A Guide to Cultivating an Open Ecosystem Part 2 - Damon Roberts
Comment by Damon Roberts, Digital Consultant at Energy Systems Catapult.
Part 2: Open Data Licenses
Special thanks to Robbie Morrison for his input to this post.
As detailed in Part 1 of this blog series, releasing data openly is a powerful way to impact and benefit society, however it must be released in a manner that enables users to confidently make use of it. This blog aims to clearly lay out the importance of understanding licence terms, what it means to release data openly, and analysis of the two licences currently recommended by Ofgem.
This article does not constitute legal advice, it simply aims to provide a better understanding of what applying a particular licence means for a data provider, and data users in simple terms.
In the context of data, a licence is an agreement between the provider of a dataset, and someone wishing to use that data, which defines how it may be used. The licence serves two equal purposes; the first is to protect the author’s work, and the second is to give the user confidence in how they can use the content. If data is made available publicly but without a licence, any rights are retained by the provider, and no one can make use of it without explicit permission.
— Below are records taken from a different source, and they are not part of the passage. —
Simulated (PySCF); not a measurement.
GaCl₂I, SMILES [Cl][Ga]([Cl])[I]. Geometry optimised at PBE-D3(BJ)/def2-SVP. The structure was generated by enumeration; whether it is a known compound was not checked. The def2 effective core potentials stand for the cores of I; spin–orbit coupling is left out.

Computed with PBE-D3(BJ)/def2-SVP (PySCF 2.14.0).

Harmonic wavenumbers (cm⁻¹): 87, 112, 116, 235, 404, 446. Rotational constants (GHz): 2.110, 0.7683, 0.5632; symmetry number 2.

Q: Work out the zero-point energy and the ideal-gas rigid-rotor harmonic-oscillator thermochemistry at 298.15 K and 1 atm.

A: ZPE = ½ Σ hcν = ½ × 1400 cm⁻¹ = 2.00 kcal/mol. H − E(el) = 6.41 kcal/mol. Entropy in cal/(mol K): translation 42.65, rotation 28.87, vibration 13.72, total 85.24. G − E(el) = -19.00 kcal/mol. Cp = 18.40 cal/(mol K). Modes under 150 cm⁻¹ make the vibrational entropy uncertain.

There are numerous other licences available for data, ranging from releasing data into the public domain, to relatively restrictive, non-commercial and share-alike licences. If a licence restricts against a particular field of endeavour, for example stating no commercial use, it is not considered open. The full range of data licences will not be explored within this post. If a more complex licence is required, the key rule to remember is to use an existing, approved and accepted licence, and not modify an existing one, or create one from scratch as this typically reduces the legal interoperability of the data being licenced.
What happens when you apply a licence?
When data or other content has an open data licence applied to it and the content is made public, the licence is typically irrevocable. Even if the provider stops distributing the dataset, any copies or versions being used by data consumers will still be valid, and subject to the terms of the original licence.
The major benefit of using an established licence, such as CC-BY-4.0, is that data consumers can be confident in using the data in their research or products, with no risk of legal repercussions, assuming they honour the terms of the licence. Open data is at its most valuable when it ‘is legally secure, community curated, and avoids duplication of effort’. Applying CC-BY-4.0 to data in the energy sector achieves this aim.
Metadata can, and should be licenced separately to the underlying data to enable easier cataloguing of data, without the overhead of maintaining a list of attributions. The Creative Commons CC0 1.0 Universal (CC0 1.0) Public Domain Dedication is well suited to this purpose.
CC (Creative Commons) BY 4.0
CC BY 4.0 is the least restrictive Creative Commons licence available, and the preferred choice of the two options recommended in . The end user of the data is only required to attribute the original provider, dataset title, and licence. It is good practice, but not required to detail any changes made when adapting or modifying the dataset. When a data provider releases data under CC-BY-4.0, they still own their dataset, and are free to sell, or commercialise the dataset as they wish.
Data licenced under CC BY 4.0 can therefore be used in a closed, commercial setting, and adaptations built upon it can be resold, or used privately, assuming the attribution requirement is still fulfilled. One specific line from the licence text, Section 3(a)(4), can cause confusion.
3(a)(4) If You Share Adapted Material You produce, the Adapter’s License You apply must not prevent recipients of the Adapted Material from complying with this Public License.
It can be read that any adapted material must also be licenced openly, but this is not the case. As long as the original work is attributed, a more restrictive licence can be applied to the specific modifications by the data user. What this line is restricting, is releasing your modifications under a public domain, or other licence that does not require attribution, as this would result in the requirement to attribute the original author being lost.
OGL (Open Government Licence) v 3.0
The OGL is a broadly similar licence to CC-BY-4.0, with even fewer restrictions than CC-BY-4.0. It still requires attribution to the original source, however, has fewer clarifications around database rights, warranties and liabilities, and attributions. OGL is designed to be used by public sector organisations releasing data, and therefore some of the wording is specific to the public sector and may not be appropriate for use by businesses, institutions, and individuals. In practice, this is unlikely to cause issues, however in order to maximise the number of potential data users, and maximise protections around warranty and liability, using CC-BY-4.0 would be preferable for the majority of private sector organisations.
Current and Future Impact
The success of IUK’s PFER (Prospering from the Energy Revolution) program, making use of data already made available through DBP, and ESC’s partnership with National Grid Electricity Distribution (NGED) (formerly Western Power Distribution) on a series of data science challenges highlight the breadth of possibilities opened up by openness
Open-source software and open data encourage collaboration and knowledge-sharing across communities, industries and individuals, allowing for more efficient and effective innovation. By openly sharing data and software tools, anyone can work together to develop new solutions and improve existing ones, leading to better informed problem solving, and ultimately more sustainable and cost-effective technology, systems, and policies.